Projname.prj is the project file name
Params.in is the parameters file name (described in section 18.?)
Observed.dat is the observed data file name (described below)
Maxn =maximum number of simulations
Kstop = stop if after the last x simulations no change greater than Pcto has occurred
Pcto = percent change in cost function that must occur for the simulation to continue
ngs = number of complexes in the initial population
Iseed = random number seed
Use_defaults = use internal default values for the values on the second line
= 0, use defaults
= 1, use values on second line
No. params = number of parameters to vary

And in line 2

npg = number of points in each complex (default is 2*(No. params)+1)
nps = number of points in a sub-complex (default is No. params +1)
nspl = number of evolution steps allowed for each complex before complex shuffling (default is npg)
mings = minimum number of complexes required, if the number of complexes is allowed to reduce as the optimization proceeds (default is ngs)
iniflg = flag on whether to include the initial point in population
= 0, not included (default)
= 1, included
iprint = flag for controlling print-out after each shuffling loop
= 0, print information on the best point of the population (default)
= 1, print information on every point of the population

Followed by one line for each calibration parameter:

Init_val is the initial value of the parameter
Low_val is the lowest possible value of the parameter
High_val is the highest possible value of the parameter.

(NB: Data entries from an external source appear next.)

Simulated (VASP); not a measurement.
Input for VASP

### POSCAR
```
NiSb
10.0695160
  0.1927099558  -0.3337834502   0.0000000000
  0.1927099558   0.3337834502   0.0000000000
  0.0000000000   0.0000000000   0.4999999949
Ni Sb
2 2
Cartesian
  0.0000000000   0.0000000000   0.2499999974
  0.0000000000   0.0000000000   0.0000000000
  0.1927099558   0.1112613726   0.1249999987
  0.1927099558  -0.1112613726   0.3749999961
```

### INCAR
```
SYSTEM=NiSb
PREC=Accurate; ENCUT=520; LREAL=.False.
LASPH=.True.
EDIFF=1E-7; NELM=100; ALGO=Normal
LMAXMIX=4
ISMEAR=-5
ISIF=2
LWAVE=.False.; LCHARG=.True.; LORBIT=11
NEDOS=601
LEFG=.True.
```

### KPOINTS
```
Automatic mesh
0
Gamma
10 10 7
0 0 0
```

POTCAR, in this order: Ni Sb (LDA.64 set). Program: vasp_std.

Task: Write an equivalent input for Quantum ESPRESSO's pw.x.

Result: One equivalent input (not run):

An example file is shown below.

inf_calib1.prj						
params1.in						
observed.dat						
1000	5	1	4	2986	1	1
3	2	3	3	0	0	
0.5	0.010	2.0				

This calibration file for one parameter, allows up to 1000 simulations, and specifies that the best result must change by 1% or more in five simulations (kstop) to keep going. A random seed (Iseed) of 2986 is used to initialize the random number generator, and there are 4 complexes (ngs) in the initial population. The initial parameter value is 0.5 and the parameter will be allowed to vary between 0.01 and 2.0. Default values (generated from the number of complexes and number of parameters) will be used for the other control values.

Observed Data File

The observed data file describes the peak discharge and discharge volume for each event, as well as a weighting for each peak and volume. Unless you use the QOUT_CFS flag, make sure that peak discharges are in m3s-1 and event volumes are m3. If you use the QOUT_CFS flag in your project file make sure that peak discharges are in ft3s-1 and event volumes are in ft3.

The following format is used:

[# of events]
[Event #1 Peak]  [Weight on Peak 1]  [Event #1 Volume]  [Weight on Vol 1]
[Event #2 Peak]	 [Weight on Peak 2]  [Event #2 Volume]  [Weight on Vol 2]
[Event #3 Peak]	 [Weight on Peak 3]  [Event #3 Volume]  [Weight on Vol 3]
…
[Event #N Peak]	 [Weight on Peak N]  [Event #N Volume]  [Weight on Vol N]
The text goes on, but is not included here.